Sunrise –The sun rose every day, but I took a picture only one time. John and I saw the mountain looking north as the sun hit it. At the same time, the house we were approaching seemed to glow. Only when we turned to look behind us did we see the glory of the sky.
Hush puppy — We discovered a new barbecue place near church the day before Nathaniel went home. He was so full he couldn’t finish his hush puppies, so he brought one home. As we drove toward the airport, he remembered he’d left it sitting on the counter. I assured him we’d take care of it. David had the idea of putting his hand in the picture as a measure of its size. He and I split it for a snack.
Barbecue — John’s cousin Pete and wife Debbi from Illinois came for a few days before going to a gathering of dulcimer players at Lake Junaluska. One of our meals was at Dickey’s, the closest barbecue place that is one of my favorites. I’m not sure how much my rating is influenced by the free soft ice cream to which you help yourself at the end of a meal.
Christmas Pudding — It doesn’t matter how I strive to make a tiny Christmas pudding, we always have leftovers. I begrudge it refrigerator space in January. Thankfully, Debbi and Pete were game for the ritual of flaming it and eating it with brandy hard sauce. Be forewarned: the next guests will probably be subjected to a repeat until the remaining little ones are gone. I know what I should do. I should make signs and put them on the two pudding containers that John loves them and will gladly give them a warm home.
Packing Box Labeled Miscellaneous — In making more room in the closet for David, John opened a box that purported to hold miscellaneous items. I wondered what was in the bottom when he brought out a tray of serving items – little spreading knives, silver sugar cube tongs, Norwegian knives, and various spoons. I had gone to bed when David brought a small stack of books to show me. Yes!!!! My long-lost cookbooks were there! I had mourned them for over two years, and there they were in all their faded glory. I knew I had packed them myself, because John wouldn’t have been near them. David snickered when I said, “I’d get up and hug them if I could make myself sit up.”
Two of the books could have been replaced, but they wouldn’t have been the same. I had notes and comments scattered throughout, as well as a check mark in the index by each recipe I had tried. I considered four of them to be irreplaceable. Of historical significance, there was the sturdy ledger with recipes written in my grandmother’s spidery hand. (She was born in 1880.) There aren’t many entries, making me wonder if she had another book that we never found.
Snow We had about six to eight inches of snow, along with everyone else in the eastern US. I took one photo while the snow was still coming down.
Another picture was taken after the skies had cleared.

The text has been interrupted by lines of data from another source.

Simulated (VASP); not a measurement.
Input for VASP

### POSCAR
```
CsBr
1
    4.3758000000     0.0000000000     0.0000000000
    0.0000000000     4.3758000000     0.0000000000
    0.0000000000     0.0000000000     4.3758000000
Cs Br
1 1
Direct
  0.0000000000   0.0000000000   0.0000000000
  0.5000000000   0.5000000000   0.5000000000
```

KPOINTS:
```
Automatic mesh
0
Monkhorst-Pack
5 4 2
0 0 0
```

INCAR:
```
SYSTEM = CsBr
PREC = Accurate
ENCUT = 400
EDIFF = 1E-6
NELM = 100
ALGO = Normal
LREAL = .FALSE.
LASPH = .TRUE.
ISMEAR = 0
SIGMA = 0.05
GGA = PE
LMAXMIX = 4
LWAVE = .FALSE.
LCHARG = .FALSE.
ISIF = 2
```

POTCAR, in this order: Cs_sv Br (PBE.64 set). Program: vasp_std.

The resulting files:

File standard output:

I went outside with David, because no child, even a 21-year-old, should have to sled alone. There was no way I would have used a sled, but I could stand in the back yard with him and the old oak tree.
About that time Shawn texted back that Logan (6) would come over. Things really got off the ground when I invited neighbor Joyce to join us. “Really?“ She wanted to know. I wrote, “Look out your back window.” She came, dragging a blue plastic sled. It was one of five that had been left under her house when she bought it. Logan said his run was better, so we trudged across the street where I caught a picture of three of the four generations in attendance. The temperature was in the single digits, so we didn’t last long and soon retreated to our kitchen for hot cocoa.
There is one last photo with train cars on the porch. I figured the snow that had blown in was about in scale with the cars.
This story about airplanes begins years ago, probably in the early 1950s. Flying was not something ordinary people did in those days. John’s family usually drove from New York to Tennessee to see his aunt for Easter. For some reason, maybe time pressure, they decided to fly for the first time. John was a know-almost-everything preteen at the time. They took off in the rain and were soon at cruising altitude, with water still streaming down the small windows. John’s dad had a window seat, and John was next to him. The stewardess handed out lunch trays, which had cold meals covered with plastic wrap.
John’s dad said to him quietly, “Don’t tell anyone, but the plane is leaking.”
He replied, “The plane can’t leak, Dad.”
“It is leaking. There is cold water running down my leg.
“There is no way this plane is leaking. The cabin is pressurized.”
I don’t know how long this went on, but they finally found the leak. There was condensation on the plastic wrap over the lunch, and when Dad laid it back, the drops ran down his leg. Obviously, for me to know the story, it became part of family lore and was trotted out frequently. All you had to say was, “The plane is leaking,” and everyone laughed.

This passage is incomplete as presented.